By re-modelling Ibsen's blueprint so substantially, however,
she risks complicating and confusing the logic of Nora's
actions, making Strindberg's critique of the play's
architecture appear all the more legitimate.
A further imbalance occurs in terms of the casting, with the effortlessly expressive Kali Kopae (who so ravishingly inhabited the role of Frieda Kahlo in La Casa Azul) dominating every scene in which she appears. Seldom can such an alluring actor have made a secondary character the focus of attention by appearing initially brazen, bitchy, and self-assured, then transforming into someone just as weak, vulnerable, and wounded as the rest of us. Arthur Meek makes a mild-mannered, considerate, and handsome husband - until he suddenly slings the C-word at Nora, which simply underscores why she should never have trusted a man in pink underwear who doesn't wear socks in the first place. Sophie Hambleton (Katydid, Westside) commands the lead with consummate assurance, modulating Nora's transition nicely, but struggles to make her final dramatic exit entirely convincing. Two short, diverting, but ultimately unnecessary musical interludes, involving a Christmas carol and a lap dance, are awkwardly spatchcocked into the already-busy stage business and could easily be cut.
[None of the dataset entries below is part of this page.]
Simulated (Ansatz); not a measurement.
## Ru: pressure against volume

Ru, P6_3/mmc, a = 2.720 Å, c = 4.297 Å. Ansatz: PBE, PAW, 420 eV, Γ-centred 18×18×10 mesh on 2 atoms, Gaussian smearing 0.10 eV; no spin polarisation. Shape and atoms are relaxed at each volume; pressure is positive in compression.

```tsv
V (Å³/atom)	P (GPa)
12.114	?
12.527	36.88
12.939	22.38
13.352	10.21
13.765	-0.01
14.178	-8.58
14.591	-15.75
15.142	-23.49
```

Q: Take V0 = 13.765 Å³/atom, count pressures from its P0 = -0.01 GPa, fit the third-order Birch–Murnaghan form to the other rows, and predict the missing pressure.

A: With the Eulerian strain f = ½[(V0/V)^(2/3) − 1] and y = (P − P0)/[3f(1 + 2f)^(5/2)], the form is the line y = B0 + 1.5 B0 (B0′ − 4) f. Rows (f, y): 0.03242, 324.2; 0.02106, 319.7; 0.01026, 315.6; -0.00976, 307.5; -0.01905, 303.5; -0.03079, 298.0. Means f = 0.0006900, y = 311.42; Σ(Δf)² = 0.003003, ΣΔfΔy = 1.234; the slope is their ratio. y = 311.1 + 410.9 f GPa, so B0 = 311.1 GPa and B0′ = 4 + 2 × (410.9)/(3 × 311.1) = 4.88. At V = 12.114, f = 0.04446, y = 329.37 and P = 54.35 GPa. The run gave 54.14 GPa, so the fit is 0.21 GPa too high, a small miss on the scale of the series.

Despite such dramaturgic difficulties, this is exactly the kind of thoughtful, challenging, and adventurous production we have come to expect from Circa, revealing precisely why Ibsen's play remains eminently relevant to audiences everywhere. Hopefully, having Prime Minister Bill English present at opening night may at least have caused him to consider the complicated and complex politics of urban planning, climate change, and alternative lifestyles in a somewhat different light.